Bosnian students who fought school segregation win prestigious award

    After defeating a plan to segregate their school last year, students from Jajce, Bosnia and Herzegovina, are winners of the 2018 Max van der Stoel Award.
    Days after their victory was announced, over 100 students from across Bosnia rallied outside the Central Bosnia Canton building in Travnik on Tuesday, June 20, to protest the ongoing policy of school segregation around the country. (WNV/Anela Ibraković)
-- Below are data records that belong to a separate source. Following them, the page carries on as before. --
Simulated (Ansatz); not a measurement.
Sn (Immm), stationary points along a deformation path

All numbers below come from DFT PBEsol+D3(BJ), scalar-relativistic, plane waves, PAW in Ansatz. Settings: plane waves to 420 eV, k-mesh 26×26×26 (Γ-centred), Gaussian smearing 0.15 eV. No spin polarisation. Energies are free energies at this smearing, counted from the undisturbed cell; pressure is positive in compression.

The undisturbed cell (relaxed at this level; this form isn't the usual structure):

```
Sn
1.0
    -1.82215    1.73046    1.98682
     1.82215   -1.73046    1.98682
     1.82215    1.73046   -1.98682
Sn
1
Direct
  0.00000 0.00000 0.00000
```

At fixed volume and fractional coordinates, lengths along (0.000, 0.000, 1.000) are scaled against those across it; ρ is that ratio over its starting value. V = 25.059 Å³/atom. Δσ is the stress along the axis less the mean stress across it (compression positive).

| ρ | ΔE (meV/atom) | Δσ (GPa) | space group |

    Last year, high school students from Jajce, Bosnia and Herzegovina, successfully defeated a government plan to segregate their school. Now they are the recipients of a prestigious award for their courage and persistence. On Friday, the students were named winner of the 2018 Max van der Stoel Award — a $58,600 prize awarded by an international jury through the Organization for Security and Co-operation in Europe, or OSCE. The award is given every two years for outstanding achievements in promoting integration and social cohesion in OSCE countries.

    Nikolas Rimac, one of the high school students who led the effort against segregation in Jajce, said he hopes the funds will help establish a foundation for student activism in the future. “We are truly keen to use [this money] for goodwill and a better tomorrow,” Rimac said.

    Beginning in the summer of 2016, the students in Jajce, a small town in central Bosnia, organized protests and creative actions in opposition to a plan by local government officials to divide high school students based on ethnic identity. The plan to create a new high school serving only Bosniak (Bosnian Muslim) students would further a policy called “Two Schools Under One Roof,” established after the end of the Bosnian War and still applied in over 50 schools across the country. The plan to segregate Jajce’s high school was condemned by students and local activists as a politically-motivated attempt to gain votes in an upcoming election, and would have entrenched existing institutional divisions among the younger generation.

    Students of all backgrounds marched through the center of town carrying flags to represent all three ethno-national groups — Croatian, Serbian and Bosnian — living in Jajce, and began to speak publicly about their plan to organize resistance to the new school.

    Despite discouragement from community members, classmates and often their own parents, the students continued to speak out against the segregation plan. The students gave interviews with numerous media outlets and held classroom walk-outs, eventually gaining support from leaders in the international community who exert considerable influence on Bosnia and Herzegovina’s political system. Some teachers joined in supporting the students, despite risking their jobs and reputations for standing against local political leaders.

    Young people from around the country joined the Jajce students by holding rallies in their own towns, drawing nationwide attention to the continued practice of “two schools under one roof.” In June 2017, the government of the Central Bosnian Canton officially dropped the plan to segregate their high school — a resounding success for the small band of students who sparked a national conversation on the future of divided schools in Bosnia and Herzegovina.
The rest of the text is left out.